Monday, November 29, 2010

It's Only a 'Paper Moon' !!


Monday Movie  .... & the News that Ireland is Bankrupt.  It's Official!  The IMF (International Monetary Fund) have moved in to 'take over' the levers of the economy of my native land.   And, over this weekend I wondered just how safe are the really insubstantial funds I still have in my Irish bank account.  Visions of Weimar & the currency run on the Deutsch Mark in the 1930's abound.  So too does the 1929 Wall Street Crash ~ although America is nowhere near the dire financial straits of Europe,  where the collapse of the entire currency seems possible.  I got to wondering what if this happened & I retrieved my money from 'under my pillow' .... just how worthless the piles of paper would become.  Mental images of the Bank Collapse in 'Mary Poppins' popped into my head.  And Steinbeck.  And the American Depression Era.   And I watched the 1973 Movie 'Paper Moon'.  To say I was impressed is the understatement of the decade.  I'm still humming the theme tune this morning.
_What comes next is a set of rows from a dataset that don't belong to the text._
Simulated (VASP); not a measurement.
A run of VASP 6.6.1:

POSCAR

Peter Bogdanovich's 'Paper Moon' is a work by a director preoccupied with Hollywood's classic film genres. This film was inspired by Little Miss Marker (1934), a Shirley Temple vehicle in which the child star won out over an opportunist. Tatum O’Neal was nine years old and had never acted in her life when she played one of the lead roles opposite her father, then superstar Ryan O’Neal, and became the (still) youngest person to ever win an Oscar. Watching Paper Moon, it’s impossible to deny the power and subtlety of her performance, and how it avoids all the traps and pitfalls into which so many child actors fall (she’s been well described as an anti-Shirley Temple). She and Ryan O’Neal develop a brilliant, absolutely convincing rapport throughout the film, whether they’re arguing heatedly about the merits of Franklin Roosevelt or stealing quick glances at each other that suggest there is much more emotional connection between them than either one would ever admit out loud. The acting is quite superb!


Paper Moon is set in the dusty, chalky backroads of rural Kansas circa 1935. It’s a funny-sweet story about hard times and desperate people, and it has a genuine heart that makes even some of its most clichéd moments ring true. Bogdanovich was at the top of his game when he made the film, having just scored with 1971’s bittersweet 'The Last Picture Show' ~ which may even make my list here of Movies I like!  And,  Like The Last Picture Show, this film was at once an evocation of a specific time and place and a commentary on it. And also like that film, Paper Moon was also shot in black-and white, an homage to 'The Grapes of Wrath' maybe,  another classic 'depression' era movie.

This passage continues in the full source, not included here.